The instant analysis on cable TV of President Donald Trump’s decision to dump the Iran deal had a weary resignation to it: He said he would do this.
Indeed, he had. Trump repeatedly promised on the campaign trail to pull out of the deal and had made it a target from the time that President Barack Obama first entered into it in 2015.
His exit from the agreement is another instance of the Trump paradox: The president who says more outlandish and untrue things than anyone who has ever occupied the office of the presidency is also extraordinarily determined to deliver on his big promises.

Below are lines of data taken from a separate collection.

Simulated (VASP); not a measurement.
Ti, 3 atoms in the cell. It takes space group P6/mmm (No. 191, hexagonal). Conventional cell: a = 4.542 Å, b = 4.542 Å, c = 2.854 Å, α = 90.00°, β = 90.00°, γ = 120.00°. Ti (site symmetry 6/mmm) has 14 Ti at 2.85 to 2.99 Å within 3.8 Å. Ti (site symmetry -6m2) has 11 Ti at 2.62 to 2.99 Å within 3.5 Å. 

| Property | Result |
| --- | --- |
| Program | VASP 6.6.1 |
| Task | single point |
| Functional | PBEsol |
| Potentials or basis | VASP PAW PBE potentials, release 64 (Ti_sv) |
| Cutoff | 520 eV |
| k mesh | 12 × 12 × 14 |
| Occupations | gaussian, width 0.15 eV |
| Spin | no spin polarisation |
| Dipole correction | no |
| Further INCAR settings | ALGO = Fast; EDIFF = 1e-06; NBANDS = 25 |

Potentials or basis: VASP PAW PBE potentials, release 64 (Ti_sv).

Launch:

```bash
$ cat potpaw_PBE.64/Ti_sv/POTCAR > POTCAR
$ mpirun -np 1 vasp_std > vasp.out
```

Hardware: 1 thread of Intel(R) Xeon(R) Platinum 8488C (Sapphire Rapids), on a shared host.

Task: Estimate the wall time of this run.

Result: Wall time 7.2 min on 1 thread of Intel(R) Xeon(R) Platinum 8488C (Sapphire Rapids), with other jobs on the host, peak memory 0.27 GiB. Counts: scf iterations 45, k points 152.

Trump often doesn’t mean what he says, but when he says what he means — watch out. The combined forces of international pressure, polite opinion, outraged New York Times editorials, resistant advisers and sheer inertia aren’t an obstacle.
Many of Trump’s loose promises in the campaign weren’t remotely deliverable (he was never going to drop Bowe Bergdahl out of an airplane over Afghanistan with no parachute).
But on his signature pledges, he’s been committed, usually more than anyone around him. He’s been particularly stalwart on those promises that require blasting through entrenched conventional wisdom and elite resistance.
What was most remarkable about Trump’s promise to recognize Jerusalem as the capital of Israel and move the U.S. Embassy there wasn’t that he said it — every recent president made similar sounds — but that he actually did it.
George W. Bush said in 2000 that “as soon as I take office I will begin the process of moving the U.S. ambassador to the city that Israel has chosen as its capital.” Bill Clinton said he supported “the principle” of moving the embassy there. Barack Obama was more circumspect, although he said that “Jerusalem will remain the capital of Israel.”
On this, Trump was more a man of his word than all of his predecessors.
One line of criticism of Trump from the right is that he’s just doing what any other Republican president would do (with lots of uniquely Trumpian baggage). But it’s not at all clear that another GOP president, even if he was on record favoring these moves, would have pulled out of the Paris climate accord and withstood the howls about imperiling the planet; or ended DACA despite all the media pressure to keep it; or exited the Iran deal with the Europeans waging an intense lobbying campaign in its favor.
It wasn’t simply that these decisions had opponents. Their opponents were overrepresented in (allegedly) sophisticated circles with disproportionate cultural clout. Even conservatives who disdain the elite feel this cultural pull. Whereas Trump, who has never been housetrained as a politician, is more immune to it. He might crave the approval of respectable opinion, but he’s also perfectly content to outrage it.
So, he is following through where others might equivocate or back off.
Of course, Trump is not, as a general matter, scrupulous with his words. Even when he’s being relatively rigorous, he piles superlatives on top of exaggeration in what the real estate business calls, delicately, “puffery.” He’ll simply make up things to wound his adversaries, and he’s not telling the truth about the Stormy Daniels controversy.
Yet he is taking seriously the most important things he told his voters he’d do if elected, a key element of his bond with his base. They aren’t always within his power to deliver, especially anything involving Congress. It clearly drives him crazy that on his most famous (and unrealizable) promise, to build a wall and have Mexico pay for it, he can’t even get some photogenic construction going.
When Trump was elected, it seemed he might be endlessly flexible and up for grabs. He certainly is willing to say anything at any time. But he hasn’t shifted or shrunk from the core commitments that defined his candidacy. So far, “he said he would do this” has been a remarkably reliable guide to the Trump agenda.